Rain set to provide relief for NSW firies

Steve Zemek
Firefighters in NSW will use cooler conditions this week to make headway on the serious blazes

One of the worst NSW blazes has been brought under control as forecast rain and thunderstorms are set to give firefighters a further reprieve.

The Gospers Mountain mega-blaze northwest of Sydney, which has burned over 512,000 hectares over the last two-and-a-half months, was on Sunday finally brought under control.

"Containment took longer than expected due to unfavourable weather conditions, however due to our hardworking crews, we have achieved that today," the Hawkesbury RFS said on Facebook.

"It is important to remember not to be complacent as there are still a few months of the bush fire season to go with some bushland that still has not been burnt."

Rain forecast for most of NSW this week is set to provide relief for firefighters and bushfire-ravaged communities.

The Bureau of Meteorology is expecting significant rainfall for most of the state to arrive mid-week and hang around until the weekend.

Rain is expected on parts of the state most severely affected by bushfires in recent weeks, with the Snowy Mountains and South Coast forecast to receive rain and possible thunderstorms on Wednesday.

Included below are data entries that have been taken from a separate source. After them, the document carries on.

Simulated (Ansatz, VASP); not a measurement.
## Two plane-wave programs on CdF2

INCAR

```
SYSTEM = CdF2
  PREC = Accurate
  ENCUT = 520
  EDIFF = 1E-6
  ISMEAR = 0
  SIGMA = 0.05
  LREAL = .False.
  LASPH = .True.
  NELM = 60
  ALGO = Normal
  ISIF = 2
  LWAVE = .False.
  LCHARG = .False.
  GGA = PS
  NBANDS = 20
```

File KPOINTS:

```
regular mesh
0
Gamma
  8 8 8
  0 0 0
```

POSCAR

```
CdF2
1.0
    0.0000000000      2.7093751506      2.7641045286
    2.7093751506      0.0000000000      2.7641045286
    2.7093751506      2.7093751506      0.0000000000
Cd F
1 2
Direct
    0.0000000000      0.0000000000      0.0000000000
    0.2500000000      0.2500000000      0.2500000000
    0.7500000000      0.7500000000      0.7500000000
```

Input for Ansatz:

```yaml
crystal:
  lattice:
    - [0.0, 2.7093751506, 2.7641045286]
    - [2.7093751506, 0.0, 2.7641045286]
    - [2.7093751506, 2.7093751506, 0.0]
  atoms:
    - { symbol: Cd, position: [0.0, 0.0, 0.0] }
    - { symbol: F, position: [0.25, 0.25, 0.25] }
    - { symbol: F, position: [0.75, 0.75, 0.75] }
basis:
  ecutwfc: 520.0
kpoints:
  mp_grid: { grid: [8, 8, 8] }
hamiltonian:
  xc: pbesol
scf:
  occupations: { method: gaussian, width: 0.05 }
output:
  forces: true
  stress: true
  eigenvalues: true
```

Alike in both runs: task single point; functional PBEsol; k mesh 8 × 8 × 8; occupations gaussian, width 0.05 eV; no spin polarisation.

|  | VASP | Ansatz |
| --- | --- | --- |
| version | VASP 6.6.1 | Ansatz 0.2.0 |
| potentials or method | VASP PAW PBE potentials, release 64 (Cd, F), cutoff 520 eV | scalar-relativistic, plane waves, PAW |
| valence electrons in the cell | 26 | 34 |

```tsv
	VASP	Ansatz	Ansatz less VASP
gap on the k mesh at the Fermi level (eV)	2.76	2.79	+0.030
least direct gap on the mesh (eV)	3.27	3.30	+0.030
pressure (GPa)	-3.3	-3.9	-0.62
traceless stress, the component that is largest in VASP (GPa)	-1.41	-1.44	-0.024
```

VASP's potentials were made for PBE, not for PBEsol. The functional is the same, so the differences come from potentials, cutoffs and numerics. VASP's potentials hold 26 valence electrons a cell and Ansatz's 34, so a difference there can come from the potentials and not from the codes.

Sydney is expected to receive its most significant downpour in several months, with forecasts of 2-8mm on Thursday and 5-10mm on Friday.

BOM meteorologist Gabrielle Woodhouse said while rain would be welcome at the fire grounds, it may also bring dangers to fire-affected landscapes.

"We are looking at a couple of days in a row of some showers and thunderstorms, some of which may produce significant accumulation over those couple of days," she said.

"It will be quite welcome but there are some extra dangers and risks associated with it as the landscape is quite vulnerable with the fire damage.

"We've lost a lot of vegetations and there is the risk of landslips."

Across NSW on Sunday night there were 122 fires burning, but none were at emergency levels.

The Department of Defence said they would use favourable conditions over the next few days to create a 70km-long, 1km-wide firebreak in the Snowy Mountains region.

Prime Minister Scott Morrison on Sunday paid tribute to 19-year-old Courtney Partridge, who died on November 29 last year after suffering an asthma attack as a result of smoke in Glen Innes in the New England region.

"The sheer sense of loss, pain, hurt, grief, frustration, fear, particularly well away from the fires where we've seen also that terrible loss of the young girl as the result of an asthma attack," Mr Morrison said.

"This has I think, created an environment where people for the first time have wanted to see a more direct involvement of the federal government in responding to these national disasters."

RFS deputy commissioner Rob Rogers confirmed on Sunday that 2136 NSW homes have been destroyed this fire season.

More than 1200 of those homes have burned down since New Year's Eve.

The Catholic Diocese of Sydney held a special service on Sunday for bushfire victims and drought-affect communities at St Mary's Cathedral.

Sydney Archbishop Anthony Fisher said many Australian priests had flocked to the south coast to assist, or were serving as army reservists.